Three Faces of Fall – Part 1

The Chesapeake Bay offers an astounding variety of fish to chase throughout the year. My favorite part of the calendar has to be fall, which brings some incredible shallow water fishing to Virginia. Summer can feel like the movie Groundhog Day; the same heat and humidity drag on with little change. By contrast, fall moves rapidly, offering a fleeting chance at some of the year’s best fly fishing opportunities. I feel that the season shows us three distinct faces as it whisks us from summer into winter. Each face is a season-within-a-season, offering its own unique brand of fishing opportunities and environmental conditions. The color of the marsh grass, the leaves on the trees, and the birds hovering around are good indicators for what bounty swirls beneath the surface.

Humans are want to put things into neat categories and set rigid dates on seasons. I’ll try to be more flexible and claim that it’s driven by observation of changing environmental conditions. Fall can be early or late, it can last four months or two months, and any of the three faces can dominate the pattern. The astrological September 21 through December 21 is not useful; nor is it the cultural Labor Day through Thanksgiving. I have a duck hunting friend who claims that August 1st is the first day of fall. This claim is not made without merit, but is based on the fact that teal, shovelers and pintails will often ride through the area on the first low pressure system in August.

Enough of the theorizing; let’s get on to the fishing. Three separate trips I made to a favorite spot of mine this fall can showcase what the shallows have to offer as the days get shorter. This will be done in a series, beginning here with early fall.

As I just mentioned, the first low pressure system in August kicks off the first face of fall. It will bring a brief period of reduced temperatures, northeast winds, and a break in the humidity. The hot weather may return, but the change seems to signal certain fish to begin to school up, presenting an easier target for anglers. The same nearshore fish of summer are still in play – cobia, bull drum, and Spanish mackerel. August has produced some of the best sight fishing for cobia and Spanish mackerel as the fish begin to concentrate before their migration out the bay. But fall is really about the shallow water trio of puppy drum, speckled trout, and striped bass. After the summer doldrums, theses fisheries begin to come to life in early fall. One particular day in August, my dad and I hammered the speckled trout over a 6’ deep grass bed under hot sunny skies. The next day featured a 20 degree temperature drop, high winds, and rain. Coincidence? I think not.

Early fall is a more pleasurable extension of summer. The water feels great and you can wet wade comfortably. The spartina grass is still green, but the verdant brilliance of May is replaced by a worn crocodile, reminding us of the fading summer splendor. Peanut bunker begin to venture out of protected creeks into larger tidal rivers. Ospreys are still around and make easy meals of the bunker, who betray their presence with a telltale blob of nervous ripples on the surface. Resident geese have raised their hatchlings all summer and now taking to the air again. A few early migrating ducks, particularly green-winged and blue-winged teal, may pass through the salt marsh on their way south. It’s as if Nature saved the best part of summer for last.
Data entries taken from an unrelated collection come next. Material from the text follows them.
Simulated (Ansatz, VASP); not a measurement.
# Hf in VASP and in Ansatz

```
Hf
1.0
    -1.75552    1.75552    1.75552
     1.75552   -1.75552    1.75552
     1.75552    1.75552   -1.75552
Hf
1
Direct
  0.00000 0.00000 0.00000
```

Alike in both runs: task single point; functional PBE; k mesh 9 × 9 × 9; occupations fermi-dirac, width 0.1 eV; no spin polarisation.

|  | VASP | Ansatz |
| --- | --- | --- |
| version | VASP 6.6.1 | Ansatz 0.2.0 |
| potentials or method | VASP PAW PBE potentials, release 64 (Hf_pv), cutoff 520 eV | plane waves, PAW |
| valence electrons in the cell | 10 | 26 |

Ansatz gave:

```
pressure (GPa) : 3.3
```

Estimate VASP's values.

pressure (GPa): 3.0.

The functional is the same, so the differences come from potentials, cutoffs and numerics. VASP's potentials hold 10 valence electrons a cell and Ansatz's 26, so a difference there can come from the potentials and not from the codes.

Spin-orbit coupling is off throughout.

OK, so we do things other than fly fishing here. My brother and I took these greenwing teal in a nor’easter in September. Notice the wheat colored seed plumes on the green spartina grass. Change is in the air.

My favorite spot is unique on the Chesapeake Bay in that you can reach it without a boat. Beach geodynamics have created a sandy spit that has severely constricted the mouth of a large tidal bay. The land is publicly owned, so anyone can park a car, grab an eight-weight, and hoof it down the strand for some epic wade fishing as the tide whisks out this narrow inlet. I try to time my visit so that high tide falls about two hours before sunrise. This combination ensures that the current is ripping as the sun crests the horizon, and the fish are stacked up to ambush helpless bait swept along by the tide. I have taken a great variety of species here; my recent mid-September visit yielded speckled trout and a surprise flounder. I love it when a flounder leaves his camouflaged lair to grab a fly. The broad body and powerful tail make the fly rod tip go berserk in an unmistakable way. Juggling a fly rod, a phone, and a flopping flatfish while standing in thigh deep water isn’t easy, so you’ll have to imagine what his splotchy skin looked like.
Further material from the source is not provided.